Northern Wilds Magazine

Bolder at Boulder Lake

As we drive closer, my 5-year old daughter Grace says, “I’m faster without my poles.” My 8-year old son Sam says he’s going to try to use skate technique instead of just diagonal stride. There must be something in the air at the Boulder Lake Cross Country Ski Trails just north of Duluth. The kids turn into Nordic Evel Knievels.

It’s the perfect playground for kids to push their limits. The trails are wide and well-groomed; hard enough for adults but easy enough for children. The uphills are nice rollers, just big enough to get you to downshift. The kids are upright and smiling at the bottom of the gentle downhills, not crying after taking a snow sample with their faces. These mild grades were my favorite spot for pulling my kids in a pulk and they’re just as good now that the kids cruise on their own.

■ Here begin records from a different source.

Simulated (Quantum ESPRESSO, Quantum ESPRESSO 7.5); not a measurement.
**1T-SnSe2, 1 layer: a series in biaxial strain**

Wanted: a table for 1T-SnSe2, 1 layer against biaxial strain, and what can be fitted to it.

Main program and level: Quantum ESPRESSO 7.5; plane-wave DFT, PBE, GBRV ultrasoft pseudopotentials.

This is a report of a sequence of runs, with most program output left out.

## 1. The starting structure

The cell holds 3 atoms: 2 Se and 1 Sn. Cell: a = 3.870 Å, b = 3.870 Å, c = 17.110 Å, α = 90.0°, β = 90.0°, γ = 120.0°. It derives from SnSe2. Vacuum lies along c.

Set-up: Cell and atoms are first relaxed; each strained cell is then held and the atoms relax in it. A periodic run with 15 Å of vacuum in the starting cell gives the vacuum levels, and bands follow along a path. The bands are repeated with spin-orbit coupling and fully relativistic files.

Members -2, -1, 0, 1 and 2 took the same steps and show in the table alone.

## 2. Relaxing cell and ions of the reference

Sam said, “It’s almost like summer!” as he stripped off his hat, jacket, and gloves. I pointed out the tracks of mice, deer, and rabbits. Soon, the kids were pointing them out to me in the bright afternoon sun. I asked Grace the name of the tree that has paper for bark. “Birch!” she shouts. Son of a gun, they’re paying attention.

The Boulder Lake Management Area was created in 1991 as a partnership between Minnesota Power, the Minnesota DNR and the St. Louis County Land Department. I can’t think of a much better example of beneficial cooperation between a corporation and government agencies. Boulder Lake is part of a series of Minnesota Power reservoirs that generate hydroelectric power. I get all tingly when I think about Minnesota Power since they groom their 21 kilometers of trails and invite us to come ski…for free. I officially declare this a good deal.

The westernmost of three trailheads gives access to the Otter Run trail, which is a classic-only track that’s very flat and perfect for beginners. The easternmost access is to a series of trails called Blue Ox, Nine Pine, and Lonesome Grouse. They are groomed for both classic and skating. With kids, I recommend parking in the middle lot. Rolling Pin, Ridge Runner, and Timber Cruiser are classic-only trails that begin here and have the biggest hills of the system for grown-ups or more advanced kids. Ridge Runner is a fantastic example of a glacial esker. It’s a unique stretch of trail on a high meandering spine left behind by the ice age.

With younger kids, leave the middle lot for Wolfski’s Ski Den, the perfect base camp for little ones. Wolfski the cartoon wolf, welcomes you to a warm cabin, open from dawn to dusk, where there is hot chocolate and hot apple cider. Ski across the frozen bay of Boulder Lake right in front of the cabin and connect with the Bear Paw loop. This 3k loop starting at the Ski Den is just right. I’d tell Grace there was another downhill ahead, she’d smile, “Oh yeah” and she’d keep on tucking down the slopes. Sam took his first skating strides and gave me glimpses of how he’s going to kick my butt someday.

I ended the day talking to a skiing family of six. They just moved to Duluth from New Zealand and were ecstatic about all the wintertime fun to be had. Basking in the sun with a cup of hot cider in my hand, we watched our kids frolicking in the sun outside the Ski Den. Grace had skied the farthest I’d ever seen and now she was sliding headfirst down a snow bank claiming to be a penguin. Sam was turning his skis into a sled by sitting on the tails while keeping his feet in the bindings. They’re bolder at Boulder Lake.